It is also worth facing up to the difficulty of the question ‘where are the borderlines between originality and authenticity?’ In a sense, true originality is extremely rare. In most disciplines, it is seldom possible to write anything without having already been influenced by what has been done before, what has been read, what has been heard, and so on.

More assessment terminology: norm-referenced, criterion-referenced, formative, summative.

Norm-referenced versus criterion-referenced

This is simple to describe—but hard to get right! Norm-referenced assessment could be described as a way of creaming off the top layer of the students who gain the highest level of achievement, and so on, with always about the same proportion achieving this highest grade. Criterion-referenced assessment would allow all of the students to achieve the ‘highest’ award if they all reached the relevant standard. We all know that in some cohorts, many more students are worthy of achieving the top standard than in others. Criterion-referenced assessment is, therefore, more objective, but in the competitive world we live in, rank-order creeps in, and with it a tendency to revert to norm-referencing.

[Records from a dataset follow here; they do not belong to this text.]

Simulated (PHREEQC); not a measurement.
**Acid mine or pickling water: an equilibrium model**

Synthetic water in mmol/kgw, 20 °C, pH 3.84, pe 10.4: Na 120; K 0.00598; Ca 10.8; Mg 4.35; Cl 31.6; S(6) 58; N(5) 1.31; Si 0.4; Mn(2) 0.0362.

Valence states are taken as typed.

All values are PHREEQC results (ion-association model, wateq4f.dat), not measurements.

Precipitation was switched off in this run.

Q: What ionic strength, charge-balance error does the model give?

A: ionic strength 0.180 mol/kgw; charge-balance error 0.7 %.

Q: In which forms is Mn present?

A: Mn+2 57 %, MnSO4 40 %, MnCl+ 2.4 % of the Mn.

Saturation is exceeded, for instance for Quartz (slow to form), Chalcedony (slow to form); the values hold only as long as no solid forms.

Summative and formative assessment

‘Summative’ assessment is often described as end-of-studies assessment—in other words, a measure of how far our students have got in their learning. ‘Formative’ assessment is more about using assessment along the journey of learning, so that students can learn from their mistakes, remedy their deficiencies, and advance their learning. In formative assessment, it is our feedback that is more important than the scores or grades. In particular, it is the feed-forward that is the critically useful part of feedback—the guidance to students about how exactly to go about improving their learning and their performance. But, in a way, all assessment is at least to some extent formative, as even exam marks or grades give students at least a little information about how their learning is going. And all the assessment elements which count towards students’ qualifications are, to some extent, summative. It would probably be wise for us to stop fussing about which assessment elements were intended to be formative or summative, and to concentrate on giving students useful feedback on all the elements of their work which are assessed.

Learning from experience

We all learn from our efforts at designing and implementing assessment. But this is slow, and many wheels end up being reinvented, and many mistakes are repeated. That’s where this collection of case studies comes in. You now have the opportunity to learn from the experiences of a worthy collection of colleagues, and you can avoid reinventing at least some of the wheels, and avoid repeating many of the mistakes.

I shall end this preamble by simply suggesting that as you peruse each case study in this book, you keep asking yourself “what can I use from this, with my own students in my own discipline, to make my own assessment systems, processes, practices and instruments better?”